Positive feedback

Doubtlessly the occurrence of load fall is an intrinsic risk to hoisting equipment and practically impossible to be avoided in two cases, at least:

- rope disruption;

- load block breaking.

In order to minimise those risks, preventive actions strongly supported by inspection routines, must be taken. For the other inherent risks, crane designers provide some protective devices and/or systems, developed through time with basis in their knowledge and experience. Some of those protections are:

- overload detection (OLD);

- over-torque detection (OTD);

- over-speed detection (OSD);

- mechanical discontinuity detection (MDD);

- motion incoherence detection (MID).

Even though some manufacturers offer over-torque and over-speed prevention, hoisting protections are commonly limited to overload detection. Since correctly specified, mounted, adjusted and periodically checked, overload detection certainly appears as an efficient protection. The last three above mentioned protections (OSD, MDD and MID) can be many times unknown for crane designers, but surely they have a vital importance against load falls. This article discourses over those three hoisting protections related with speed and motion, its parameters and how to easily implement them.

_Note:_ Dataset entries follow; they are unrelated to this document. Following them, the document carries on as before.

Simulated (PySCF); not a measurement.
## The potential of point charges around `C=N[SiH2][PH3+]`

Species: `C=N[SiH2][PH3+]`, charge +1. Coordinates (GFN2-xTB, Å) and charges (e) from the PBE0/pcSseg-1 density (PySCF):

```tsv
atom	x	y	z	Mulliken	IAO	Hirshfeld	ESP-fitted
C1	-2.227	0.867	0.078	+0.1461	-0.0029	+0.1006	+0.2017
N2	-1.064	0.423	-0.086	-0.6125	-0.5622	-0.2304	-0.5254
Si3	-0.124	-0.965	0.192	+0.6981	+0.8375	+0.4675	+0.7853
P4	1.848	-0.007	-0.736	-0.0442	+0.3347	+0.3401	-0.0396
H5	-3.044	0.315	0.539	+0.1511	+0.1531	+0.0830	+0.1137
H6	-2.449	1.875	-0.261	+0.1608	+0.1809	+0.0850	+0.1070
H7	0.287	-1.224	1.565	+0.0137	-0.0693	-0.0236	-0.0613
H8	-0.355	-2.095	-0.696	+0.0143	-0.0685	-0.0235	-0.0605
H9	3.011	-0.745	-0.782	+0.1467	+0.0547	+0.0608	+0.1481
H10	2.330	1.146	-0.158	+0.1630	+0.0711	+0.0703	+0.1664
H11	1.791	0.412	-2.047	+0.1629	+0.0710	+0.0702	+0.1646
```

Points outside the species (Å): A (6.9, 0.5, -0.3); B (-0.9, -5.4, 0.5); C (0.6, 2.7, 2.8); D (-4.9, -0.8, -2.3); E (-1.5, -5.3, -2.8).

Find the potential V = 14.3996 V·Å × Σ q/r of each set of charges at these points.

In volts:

Over-speed detection (OSD)

Rarely applied, over-speed detection is an extremely important protection for a safe hoisting operation. It can interrupt a load fall by powering off the drive and applying the brake at the beginning of the failure. When using a frequency inverter with a pulse generator for speed feedback (FVC with PG), a simple parameter adjustment can inhibit the over-speed occurrence. This method, however, seems like a non-effective form of protection since it measures motor speed and not drum speed. It is clear that, for instance, in the case of a mechanical coupling failure, motor speed continues following the operator reference while motion direction goes to down and drum speed normally increases. In such situations, regardless of the operator detecting the problem, he will try to hoist up, as a natural reaction to avoid load fall, but without success.

Remember that to inverters, speed feedback is not a protection feature but a control feature. The correct way to obtain speed value for protection purposes is to measure it closer to the drum, at low speed side. We can do it by installing an incremental encoder at the drum axle and comparing the actual value to a secure upper limit.

For the correct operation of an OSD, the following hints must be considered:

- safe values for the detection are between 105% and 115% of the maximum rated speed;

- if over-speed occurs, drive must be immediately powered-off and restart must be blocked. Also, the operator should be advised;

- OSD protection only works efficiently when associated with a safety brake placed at the low speed side of the hoisting mechanism.

OSD protection can only be a passive system since it is practically impossible for the operator to quickly react to prevent the occurrence of that type of failure. Over-speed generally indicates a load fall and therefore an automatic action must be taken immediately.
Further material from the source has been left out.